Lately I have been struggling with over-commitment and more things to do than time. Between the business, hobbies, personal relationships, and other things that need to get done, sometimes there is just not enough time in the day.

When all else fails, start making lists and prioritize.

I was reviewing Stephen Covey’s “7 Habits of Highly Effective People“. In it he has the following diagram:


Quadrant I – Tasks

These are things that are both important and urgent; problems and fires that cannot be ignored. This is reactive work. Operating in this quadrant is stressful and draining.

Quadrant II – Tasks

These are the tasks that are important but not in a rush for completion. This includes doing the things that would reduce the number of Quadrant I tasks; proactive work. Unfortunately, because they are not urgent they often get ignored in favour of Quadrant III tasks, which are urgent.

Quadrant III – Tasks

These are tasks that are not very important, but urgent by virtue of time. These are the distractions that bring you away from what you need to be doing; the busy work that feels important.

Quadrant IV – Tasks

These are neither urgent nor important. They are often used to avoid Quadrant I tasks because those task are stressful and draining.

Most e-mail, text messaging, Twitter and other social media falls into either III or IV. When all else fails, act busy.

More to It

This categorization method is simple and proven. Unfortunately, it doesn’t fully answer the question of “are you working on the right things at the right time?”

To do this you need to consciously divide your time across all of the categories that are important to you. In my recent post (The Three Faces of an Entrepreneur), I talked about three roles for an Entrepreneur:

  1. The Entrepreneur or Leader
  2. The Manager
  3. The Doer (or Technician)

You can’t just work on what is important. You need balance across all the roles. The right mixture is up to you and your situation.

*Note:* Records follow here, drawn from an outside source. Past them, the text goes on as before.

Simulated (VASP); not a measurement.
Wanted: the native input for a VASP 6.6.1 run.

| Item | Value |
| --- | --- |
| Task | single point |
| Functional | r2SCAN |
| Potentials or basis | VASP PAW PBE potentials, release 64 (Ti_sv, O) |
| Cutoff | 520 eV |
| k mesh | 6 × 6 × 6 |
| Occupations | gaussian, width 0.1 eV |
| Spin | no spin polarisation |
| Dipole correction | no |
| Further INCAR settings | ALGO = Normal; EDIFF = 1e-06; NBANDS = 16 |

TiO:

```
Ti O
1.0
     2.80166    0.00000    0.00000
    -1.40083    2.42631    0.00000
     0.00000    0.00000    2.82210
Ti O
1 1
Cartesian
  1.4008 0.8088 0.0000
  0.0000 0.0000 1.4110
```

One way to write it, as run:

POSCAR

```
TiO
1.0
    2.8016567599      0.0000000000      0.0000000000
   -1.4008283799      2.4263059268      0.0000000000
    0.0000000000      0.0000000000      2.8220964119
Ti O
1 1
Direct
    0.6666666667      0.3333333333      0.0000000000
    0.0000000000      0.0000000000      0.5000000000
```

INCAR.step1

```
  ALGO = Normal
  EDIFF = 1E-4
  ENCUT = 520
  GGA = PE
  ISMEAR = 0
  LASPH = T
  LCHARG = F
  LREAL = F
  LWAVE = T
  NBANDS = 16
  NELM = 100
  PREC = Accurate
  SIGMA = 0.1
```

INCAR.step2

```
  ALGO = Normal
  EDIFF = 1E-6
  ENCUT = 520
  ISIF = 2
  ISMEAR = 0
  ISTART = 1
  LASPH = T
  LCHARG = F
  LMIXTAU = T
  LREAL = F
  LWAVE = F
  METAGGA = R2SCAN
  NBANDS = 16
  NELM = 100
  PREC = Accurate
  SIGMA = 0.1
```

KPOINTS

You may also wish to cover all aspects of your life (business, personal, health and fitness, etc.).

Once you have your categories AND your quadrants beside all of your tasks you can then properly prioritize them for action based on the relative time alloted to each category. This way you achieve balance.

If you have many tasks in the same quadrant (I and II) you will need to further prioritize them. However, you do want to continue working on Quadrant II tasks, especially those that prevent things from slipping into Quadrant I. This is the proactive work you do and is extremely important for an entrepreneur.

To do this you need to give up Quadrant III and IV tasks for a while. You can’t give up Quadrant I tasks, they are too important; so the only place you can get time is Quadrant III and IV.


If you are spending the day being busy, but not really accomplishing your goals, this is a good starting point for understanding where you are going wrong and getting back on track.

Be brutally honest. Challenge why things are important by asking: “what will happen if I don’t do this? today? in the future?”

You may find you have really been procrastinating and you actually have more time than you thought. If not, at least you will know where to spend it.